Amateur hour
If you really want to date yourself, admit that you remember Ted Mack's Amateur Hour. Running from 1949 to 1970, it was the first televised amateur talent competition, the granddaddy of today's reality TV. What's new about the Internet isn't that amateurs can create content people will look at but the ability to access an audience without going through an older-media gatekeeper.
But even on the Internet, user-generated content (as the kids are calling it these days) is not new: user-uploaded messages and files are how people like CompuServe made money. But that was user-originated content. Today's user-generated content on sites like YouTube includes a mass of uploaded video, audio, and text that in fact do not belong to the users but to third parties. These issues are contentious; so much so that Ian Fletcher, the CEO of he UK's Intellectual Property Office, bailed at the thought of appearing before an audience that might publish his remarks out of context on the Net.
To hear media representatives tell it at today's Amateur Hour conference, they regarded it with a pretty benign eye for quite a while.
It wasn't, said Lisa Stancati, assistant general counsel for ESPN, until Google bought YouTube that everyone got mad. "If Google is going to be making money from my content I have a serious problem with that."
Well, fair enough. But how did it get to be your content? Media companies love theoretically paying artists when they want to expand copyright. Come contract time it's a different story, as the tableful from Actors Equity knew all too well. And what about the content of the future?
Marni Pedorella, vice president of NBC Universal, notes that the site the company runs for Battlestar Galactica fans provides raw materials for users to play with. If they upload the mashed-up results, however, NBC takes a royalty-free license in perpetuity. Are older media hoping new media will become a source of what Brian Murphy is calling CGC – for "cheaply generated content". Like reality TV?
Heather Moosnick, vice president of business development for CBS Interactive, recounted CBS's moves to share its content more widely around the Net: you can watch current shows on its Web site, for example (unless you live outside the US). But, she said sadly, if people don't care about copyright – well, there might be fewer CSIs. (Threat or promise? There are three CSI shows. At least she didn't say that less "expert content" will deprive us of Cavemen.)

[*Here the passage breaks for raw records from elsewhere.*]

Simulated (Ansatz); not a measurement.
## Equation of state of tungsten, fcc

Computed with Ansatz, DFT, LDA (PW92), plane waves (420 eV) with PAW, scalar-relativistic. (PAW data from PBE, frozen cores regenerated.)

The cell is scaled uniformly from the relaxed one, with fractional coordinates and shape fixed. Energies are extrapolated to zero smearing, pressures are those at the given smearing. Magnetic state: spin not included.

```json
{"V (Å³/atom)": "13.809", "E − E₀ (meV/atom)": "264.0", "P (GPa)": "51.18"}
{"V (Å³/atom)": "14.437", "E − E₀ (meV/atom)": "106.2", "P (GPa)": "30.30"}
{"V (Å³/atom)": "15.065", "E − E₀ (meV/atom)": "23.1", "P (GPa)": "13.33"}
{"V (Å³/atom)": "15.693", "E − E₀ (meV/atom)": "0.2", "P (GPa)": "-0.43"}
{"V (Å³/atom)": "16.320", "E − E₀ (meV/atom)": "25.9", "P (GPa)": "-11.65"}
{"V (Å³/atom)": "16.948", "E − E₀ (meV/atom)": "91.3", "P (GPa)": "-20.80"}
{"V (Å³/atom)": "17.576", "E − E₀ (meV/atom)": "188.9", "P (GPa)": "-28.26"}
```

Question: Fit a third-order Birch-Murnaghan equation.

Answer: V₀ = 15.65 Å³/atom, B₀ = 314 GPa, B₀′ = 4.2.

Because the conference was sponsored by a law school, a lot of the moderators' questions centered on things like: How do you see your risks developing? What is your liability? What about international laws?
And: what is the difference between a professional and an amateur? You might argue that it doesn't matter as long as the content is interesting, but when it comes to the shield laws that allow journalists to protect their sources the difference is important. Should every blogger – hundreds of millions of them – have the right ? Just the ones with mass audiences who make a living from running AdSense alongside their postings? None? Is a blogger with an audience of 100,000 of the most important people in American politics more or less worthy of protection than a guy writing for a local paper with a circulation of 10,000? Is a fan taking pictures of Lindsay Lohan with a cell phone subject to California's new law limiting paparazzi?
To me, the key difference between an amateur and a professional is that the professional does the job even when he doesn't feel like it.
The source of this idea is Agatha Christie, who defined the moment she became a professional writer, some ten or 15 books into her career. She was mid-divorce, and she liked neither the book nor her work on it – but she had a contract. The amateur can say, Screw the contract, I don't feel like getting up this morning. The professional makes the work arrive, even if it stinks. Unfortunately, that practical distinction is not easily describable in law.
You could define it a different way: a professional is the guy you'll miss if he goes on strike, as TV writers are about to do over residual payments for digital reuse.
Another line: a lot of large companies operate their message boards on the basis of the safe harbor protections in the DMCA, under which you're not liable as long as you take down material when notified of infringement or other legal problems. What about mixed content? There's a case pending between the Fair Housing Council and Roommates.com because the latter site gave users a questionnaire asking such roommate-compatibility questions as age, race, gender, sexual orientation… All these are questions that landlords are not allowed to ask under the Fair Housing Act. At what point is someone looking for a roommate subject to that act? Are we really going to refuse to allow people all control over who they live with?
These aren't problems that have solutions, at least yet. They're the user-generated lawsuits of the future.
Wendy M. Grossman’s Web site has an extensive archive of her books, articles, and music, and an archive of all the earlier columns in this series. Readers are welcome to post here, at net.wars home, at her personal blog, or by email to netwars@skeptic.demon.co.uk (but please turn off HTML).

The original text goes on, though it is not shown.